The XX Factor

Yesterday’s Elections Fit Off-Year Profile

I skipped my duties as a political writer and chose to watch Mad Men reruns with friends instead of the election returns last night. It didn’t seem like I needed to go through the ritual to know the outcome: Whether the Democrats (and progressive issues in general) did better than expected or not, the spin would be that this is good for Republicans. It always is . And not only would the Republicans and conservative issues show better than in 2008, but that the pundits would go nuts with excitement at the idea that this represents some sort of Obama backlash, and that even if they couldn’t argue that directly, they’d do it by proxy . Watching election returns was therefore like getting up to verify it’s raining when you hear thunder and the crash of water on your roof.

But using an off-year election to gauge the mood of the country is like polling the contestants at a bingo hall and making the same broad conclusions. I don’t make this comparison lightly. Bingo and voting in off-year elections have a great deal in common, in that both are activities mainly undertaken by often crabby old people who need ways to entertain themselves in their retirement years. Off-year elections are notorious for low turnout , and most of that is due to younger people and poorer people not voting, because both groups are less likely to know that there even is an election, much less be able to take the time off work to go vote. (Yes, you have a legal right to take time off, but that doesn’t translate into a practical right.) Unsurprisingly, if white retirees and older professionals are way overrepresented at the polls, you’re much more likely to get Republican winners, votes against gay marriage, and a willingness to vote for candidates who want to roll back the clock to a time when birth control was illegal .

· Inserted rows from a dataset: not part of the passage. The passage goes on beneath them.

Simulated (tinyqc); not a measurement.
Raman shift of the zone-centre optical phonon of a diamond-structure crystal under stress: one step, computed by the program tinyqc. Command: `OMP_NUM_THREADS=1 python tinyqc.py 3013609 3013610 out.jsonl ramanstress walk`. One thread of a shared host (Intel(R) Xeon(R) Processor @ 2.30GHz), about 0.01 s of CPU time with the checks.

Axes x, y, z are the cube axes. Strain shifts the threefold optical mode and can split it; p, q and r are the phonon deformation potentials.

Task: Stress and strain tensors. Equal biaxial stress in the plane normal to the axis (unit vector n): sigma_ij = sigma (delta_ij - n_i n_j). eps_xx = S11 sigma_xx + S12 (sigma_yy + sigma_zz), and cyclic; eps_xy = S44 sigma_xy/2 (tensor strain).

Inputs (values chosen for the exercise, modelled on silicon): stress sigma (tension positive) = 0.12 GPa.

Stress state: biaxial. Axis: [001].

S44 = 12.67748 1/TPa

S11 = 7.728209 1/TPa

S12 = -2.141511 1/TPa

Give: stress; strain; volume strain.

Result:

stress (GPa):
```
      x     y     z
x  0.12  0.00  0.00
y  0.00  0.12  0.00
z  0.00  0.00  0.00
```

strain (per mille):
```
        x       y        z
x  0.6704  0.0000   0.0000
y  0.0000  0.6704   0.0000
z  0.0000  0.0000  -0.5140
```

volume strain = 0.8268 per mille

Before drawing broad conclusions about the national mood from a few off-year elections, it’s also wise to remember that local and state elections are often decided on local and state politics. As Adele Stan explains , property taxes and transportation issues had more influence on the gubernatorial elections than any kind of widespread hostility to the national Democratic party.

The main lessons of last night’s election are: 1) Local politics are indeed local; 2) The reactionary elements in our society are the ones that are going to die off first; and 3) Don’t draw broad conclusions from relatively minor elections. Anything else is wanking to fill airspace on the cable news.